Book Review: The Site Magazine—Deviant Devices and The Edit

Since taking over On Site Review in 2015, the designers, academics, practitioners, and journalists that make up The Site Collective’s core team have been experimenting with different ways that print media can serve as a forum for architectural ideas.

REVIEW Christian Maidankine

Since taking over On Site Review in 2015, the designers, academics, practitioners, and journalists that make up The Site Collective’s core team have been experimenting with different ways that print media can serve as a forum for architectural ideas. Their first half-dozen editions of The Site Magazine continued the thematic, call-based format of On Site Review. But more recently, readers have been treated to some new formats.

The four slim volumes in the series Deviant Devices are held together by a rubber band notched into their covers. Each volume follows a theme—Perceive, Collect, Translate, and Disperse—exploring how it is practised through physical apparatuses. Together, they inquire: how do designers use tools to understand, collate, and spread their work—and how do these processes become just as important as the information they treat? 

Perceive follows those who use their work to look at the world. Some later analyze this data, while others, such as artist Dan Tapper, value the raw observations. Tapper’s bespoke Machines to Listen to the Sky track electromagnetic sounds in the world’s ionosphere. Collect describes different projects of information recording, including Elaine Ayers’ piece on colour coding in botany—a work that expresses the complications that arise from the deterioration of material samples and information over time. The projects in Translate relay information, including Project Gnomo, a solar clock created by University of Waterloo assistant professor Jonathan Enns that keeps time in digital script, tying together the physical and virtual. The final journal, Disperse, identifies projects involved in the spread of information. It includes the work of Jon Beck, whose surreptitious 3D scans of museum artifacts aim to freely share cultural artefacts with global audiences.

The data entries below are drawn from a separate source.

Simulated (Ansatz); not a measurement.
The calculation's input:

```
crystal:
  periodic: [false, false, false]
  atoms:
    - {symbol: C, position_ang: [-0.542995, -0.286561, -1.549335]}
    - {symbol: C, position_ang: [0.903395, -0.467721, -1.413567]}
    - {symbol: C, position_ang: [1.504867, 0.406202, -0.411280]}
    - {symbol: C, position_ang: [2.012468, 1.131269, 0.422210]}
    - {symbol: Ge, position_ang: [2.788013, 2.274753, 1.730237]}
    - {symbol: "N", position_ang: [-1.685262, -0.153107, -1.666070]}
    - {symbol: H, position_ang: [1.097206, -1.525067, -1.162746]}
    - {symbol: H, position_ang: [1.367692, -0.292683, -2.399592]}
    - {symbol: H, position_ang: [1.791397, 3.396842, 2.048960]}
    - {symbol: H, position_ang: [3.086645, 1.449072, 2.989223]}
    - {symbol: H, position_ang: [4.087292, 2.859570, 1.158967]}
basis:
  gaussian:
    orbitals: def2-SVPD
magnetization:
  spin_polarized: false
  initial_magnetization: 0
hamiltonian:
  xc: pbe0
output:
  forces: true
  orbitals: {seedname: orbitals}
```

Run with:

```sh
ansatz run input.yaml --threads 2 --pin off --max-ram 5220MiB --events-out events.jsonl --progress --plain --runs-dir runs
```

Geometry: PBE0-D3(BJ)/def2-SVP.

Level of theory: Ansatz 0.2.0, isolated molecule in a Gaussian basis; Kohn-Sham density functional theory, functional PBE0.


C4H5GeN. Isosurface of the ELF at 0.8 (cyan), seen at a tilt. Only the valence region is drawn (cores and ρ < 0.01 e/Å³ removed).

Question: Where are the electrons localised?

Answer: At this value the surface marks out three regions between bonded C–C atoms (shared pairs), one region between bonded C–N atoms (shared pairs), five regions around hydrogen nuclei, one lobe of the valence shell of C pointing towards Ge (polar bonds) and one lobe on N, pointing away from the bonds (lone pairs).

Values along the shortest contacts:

Deviant Devices is a compact yet direct series—highlighting people who have a compelling view of their surroundings, want to gain a further understanding of it, and finally, are moved to share that information with others. 

The Collective’s most recent publication, The Edit, returns to an exploration of the book-a-zine format. It centres the voices of the marginalized, including immigrants, victims of racialized crime, Indigenous groups, and aging populations. The publication explores what “edits”—changes to the built world enacted by conflicting powers—have affected the experiences of these communities. How can those with little agency in the built environment begin, in turn, to “edit” their boundaries, creating a sense of place and greater autonomy for themselves? 

The texts in this issue highlight the importance of building relationships and processes, rather than developing pre-determined solutions—in effect, providing the opportunity for future edits. Amina Lalor’s interview with four editors from the University of Manitoba publication Voices of the Land: Indigenous Design and Planning from the Prairies is particularly powerful. All five individuals note that institutional spaces didn’t acknowledge their Indigenous identities. Founding the Indigenous Design and Planning Student Association and releasing this publication created a space for their presence in the discipline, and has helped make new room for Indigenous youth interested in design. 

The Edit explores new ways of communicating, encouraging the reader to fill out worksheets, remove pages, and post material into their own spaces. As a whole, the issue showcases the need to acknowledge earlier, painful drafts of society—and allows readers to become editors of a more compassionate future.

Christian Maidankine is a Master’s candidate in the Department of Architectural Science at Toronto Metropolitan University.